Director of Strategic Communications Dustin Ingalls and Clean Energy Campaigns Director Montravias King took Amtrak from Raleigh to D.C. last Monday, May 9th. They were joined by PowerUp NC Regional Field Organizer José Saucedo, who flew from Winston-Salem. PowerUp is a program of our Foundation.
Tuesday, the three met with Congresswoman Deborah Ross (D-Wake County), who is a strong proponent of climate action, clean energy, and clean transportation. In fact, she just led a letter to her House and Senate colleagues urging them to keep a provision she worked to get inserted into the House-passed COMPETES Act in the final version of the bill going through House-Senate conference negotiations right now. That provision, which was not in the Senate-passed version of the bill, would overturn President Trump’s moratorium on offshore wind energy. If this provision does not become law, those leases will be for nought, and so will all the jobs and domestic supply chain they would have created.
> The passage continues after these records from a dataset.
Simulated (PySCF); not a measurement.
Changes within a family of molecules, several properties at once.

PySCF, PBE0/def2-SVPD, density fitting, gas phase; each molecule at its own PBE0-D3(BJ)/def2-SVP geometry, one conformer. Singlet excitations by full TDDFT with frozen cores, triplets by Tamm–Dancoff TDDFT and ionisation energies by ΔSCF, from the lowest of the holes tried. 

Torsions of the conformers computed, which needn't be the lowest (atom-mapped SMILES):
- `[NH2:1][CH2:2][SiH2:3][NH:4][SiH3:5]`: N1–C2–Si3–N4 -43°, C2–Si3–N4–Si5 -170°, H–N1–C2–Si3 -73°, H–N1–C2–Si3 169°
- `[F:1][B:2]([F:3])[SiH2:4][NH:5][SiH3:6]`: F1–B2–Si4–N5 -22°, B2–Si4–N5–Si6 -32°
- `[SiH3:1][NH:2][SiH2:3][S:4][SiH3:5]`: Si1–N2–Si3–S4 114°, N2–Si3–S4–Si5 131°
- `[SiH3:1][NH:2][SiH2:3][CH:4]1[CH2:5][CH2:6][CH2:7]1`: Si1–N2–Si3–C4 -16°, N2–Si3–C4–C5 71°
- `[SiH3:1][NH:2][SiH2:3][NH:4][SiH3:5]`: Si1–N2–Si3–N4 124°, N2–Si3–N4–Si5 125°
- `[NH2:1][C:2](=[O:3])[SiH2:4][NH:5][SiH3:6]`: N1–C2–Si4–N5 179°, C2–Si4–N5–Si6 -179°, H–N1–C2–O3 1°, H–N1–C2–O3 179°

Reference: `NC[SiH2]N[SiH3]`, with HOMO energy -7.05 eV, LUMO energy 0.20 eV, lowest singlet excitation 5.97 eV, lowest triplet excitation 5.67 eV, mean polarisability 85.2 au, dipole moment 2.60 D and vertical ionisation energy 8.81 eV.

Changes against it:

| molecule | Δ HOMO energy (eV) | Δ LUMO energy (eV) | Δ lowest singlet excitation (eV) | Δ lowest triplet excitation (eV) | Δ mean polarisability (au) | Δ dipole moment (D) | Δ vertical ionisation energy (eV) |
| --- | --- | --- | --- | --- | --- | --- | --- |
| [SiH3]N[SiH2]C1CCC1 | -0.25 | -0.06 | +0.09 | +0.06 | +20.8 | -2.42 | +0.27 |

Speaking of offshore wind, on Wednesday, our staff joined members of state conservation leagues from Maine, Massachusetts, New Jersey, and Virginia in a meeting with Amanda Lefton and Walter Cruickshank, the respective Director and Deputy Director of the Bureau of Ocean Energy Management. BOEM is the federal agency in charge of offshore wind and oil drilling leases. That was particularly good timing because BOEM also held an auction for leasing rights to develop offshore wind farms in two areas off North Carolina’s coast that day. We thanked Lefton for making these leases the first in BOEM history to encourage creation of a domestic offshore wind supply chain by offering up to 20% of the winning bids back to the lease winners for their investments on this front. We also urged BOEM to make sure that, while the job creation in our state is very much welcome, the energy generated off our coast also powers North Carolina homes and businesses rather than those in other states. Now that a Duke Energy subsidiary won one of those two leases, we will be working to ensure they include significant amounts of offshore wind energy from this development in their North Carolina integrated resource portfolio and carbon plan, which they released to the state Utilities Commission today, May 16th. More on that in future CIBs.